Help on getting started with this exercise
Another approach to the curvature of a unit-speed plane curve $\gamma$ at a point $\gamma(s_0)$ is to look for the `best approximating circle' at this point. We can then define the curvature of $\gamma$ to be the reciprocal of the radius of this circle.

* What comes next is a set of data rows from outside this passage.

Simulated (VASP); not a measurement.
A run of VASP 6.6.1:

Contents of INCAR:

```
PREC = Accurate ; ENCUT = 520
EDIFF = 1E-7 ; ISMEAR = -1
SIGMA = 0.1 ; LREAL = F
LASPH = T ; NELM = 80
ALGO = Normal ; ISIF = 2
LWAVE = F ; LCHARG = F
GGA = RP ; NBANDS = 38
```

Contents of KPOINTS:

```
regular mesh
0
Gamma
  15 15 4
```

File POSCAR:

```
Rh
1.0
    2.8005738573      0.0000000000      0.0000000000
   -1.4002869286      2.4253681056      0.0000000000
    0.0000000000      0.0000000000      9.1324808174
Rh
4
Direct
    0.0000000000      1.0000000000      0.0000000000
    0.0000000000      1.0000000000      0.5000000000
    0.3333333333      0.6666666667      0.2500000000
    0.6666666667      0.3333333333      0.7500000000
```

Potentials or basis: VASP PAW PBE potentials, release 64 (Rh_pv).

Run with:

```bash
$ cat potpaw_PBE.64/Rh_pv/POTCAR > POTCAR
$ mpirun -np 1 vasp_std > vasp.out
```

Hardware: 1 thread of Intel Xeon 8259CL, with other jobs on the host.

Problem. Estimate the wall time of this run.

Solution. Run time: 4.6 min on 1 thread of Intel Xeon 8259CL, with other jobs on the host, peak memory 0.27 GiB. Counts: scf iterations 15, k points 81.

Carry out this programme by showing that the centre of the circle which passes through three nearby points $\gamma(s_0)$ and $\gamma(s_0 \pm \delta s)$ on $\gamma$ approaches the point $$\boldsymbol \epsilon(s_0) = \gamma(s_0) + \frac{1}{\kappa_s(s_0)} \mathbf n_s(s_0)$$ as $\delta$s tends to zero. The circle $\mathcal C$ with centre $\epsilon(s_0)$ passing through $\gamma(s_0)$ is called the osculating circle to $\gamma$ at the point $\gamma(s_0)$, and $\boldsymbol \epsilon(s_0)$ is called the centre of curvature of $\gamma$ at $\gamma(s_0)$. The radius of $\mathcal C$ is $1/|\kappa_s(s_0)| = 1/\kappa(s_0)$, where $\kappa$ is the curvature of $\gamma$ $-$ this is called the radius of curvature of $\gamma$ at $\gamma(s_0)$.